No fun my babe no fun

Posted in intoxicated on September 30th, 2008 by admin

I shave my head pretty close – every couple of days. I was walking home the other day, and a car drove by. The window was down and the person in the passenger seat said in a pretty low voice, almost under his breath, as they passed by me (so that I wasn’t even able to see them): Where’s your hair? I thought it was really funny then, and I am still laughing about it tonight. I don’t really know why it was so funny – that is what I will try to figure out here.

I was thinking that maybe it would kinda be like seeing someone walk down the street otherwise fully clothed and accessorized, but without any pants on. No, no, forget that, I don’t know what I was thinking. It would be more like passing some ordinary stranger walking down the road, someone with a home and kid and job or something, and with something like mockish snideness (said almost to yourself or whoever you are with, but so the person could possibly hear you or might interpret it as not meant to be heard clearly) say something like: Where’s your ghettoblaster? Something really incongruous like that. (I was trying to think of something that people without cars carry around to make themselves seem badass.) I guess it could also have just been a really stupid joke – like seeing a blind person and, in that same manner, saying (with a snicker): Where’s your vision? Otherwise, I guess it was funny that they didn’t just yell “hey faggot!” or something. They actually did a little bit of research; they dug up something in the couple of seconds that they had to prepare.

Whatever. You may ask: why the hell would someone think about some stupid nonsense as someone saying “where’s your hair?”, let alone write about it and think someone might think it was funny or interesting? When reflecting gets to that point, it isn’t fun any longer.

sissy-ass train conductors

Posted in wasted on coffee on September 20th, 2008 by admin

Remember the good ol’ days, back before when train conductors starting sending text messages? What a bunch of little girls those train conductors have become. Am I right? I’m preaching to the chorus, I know. Next thing ya know  they’ll be dressing their online pony friends, and hanging out in chat rooms for ponies. But this post isn’t really about what a bunch of sissies these train conductors have become. No, this is fuckphilosophy.com, and here we are concerned with the principles behind the matter. While I’m happy that there will be no more train wrecks because of text messaging, I think there were some other options that may not have been considered apart from just banning train conductors from text messaging.  Here are some: they could’ve just put a cell phone scrambling device in the conductor’s lair. Whatever, that one was stupid, but there are tons of possibilities. The most compassionate and all-around win-win of all the possibilities was that they could require that train conductors get certified to send text messages with their eyes closed. Or some other incentives like for every text message they don’t send on their shift, maybe they get an extra five dollars or something. That might not work, because you could just make up some number of text messages that you really wanted to send, but refrained from. You could also reward train conductors who catch other train conductors who are about to send text messages. That might work. Or they could just hire someone to stand there and watch to make sure no one sends text messages. Anyways, you see that there are lots of great options out there besides just banning train conductors from texting.

Big Bang Machine

Posted in On Movies and Media 'N Shit on September 7th, 2008 by admin

The new CERN nuclear accelerator is almost ready to turn on. In one year it will produce enough data to fill a 20 km high tall stack of CR-Rs. One CD-R is about 1.2mm thick. That is about 16,666,666.66 CD-Rs (or about 2,519,379.845 DVD-Rs). We’re gonna fuckin’ figure out this universe in no time! Just think about all that data!

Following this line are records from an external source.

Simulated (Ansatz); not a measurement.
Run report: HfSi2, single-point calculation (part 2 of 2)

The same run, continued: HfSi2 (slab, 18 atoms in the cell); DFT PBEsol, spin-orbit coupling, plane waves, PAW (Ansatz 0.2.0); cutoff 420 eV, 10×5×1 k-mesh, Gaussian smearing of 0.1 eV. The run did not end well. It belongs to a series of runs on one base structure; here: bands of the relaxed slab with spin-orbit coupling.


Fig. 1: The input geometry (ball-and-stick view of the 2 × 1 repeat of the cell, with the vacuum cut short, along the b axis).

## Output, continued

I learned here that in 2006 there was enough digital data on the planet to fill 12 separate stacks of novels, each 93 million miles tall (to the Sun), and by 2010 12 stacks from the Sun to Pluto and back.

I can’t find any website where I can convert novels (in bytes) into CD-Rs, so I don’t exactly know how to compare these figures.

In this post from 2004, this man says that the Internet has less than half of 460 terabytes.

Unless my calculations are all fucked up, that 16,666,666.67 CD-Rs is about 10,579 terabytes.

That makes the data from one year of CERN use to come out to about 46 internets (2004-internets).

In this post from 2005, the Internet is 5 million terabytes. In this article from sometime in 2008, it says the CEO of Google said that the Internet is 500 million terabytes big.

That comes out to 47,263 years of CERN data.

The bottom line: The Universe better get a whole lot more interesting REALLY fucking fast if it is going to compete with the Internet.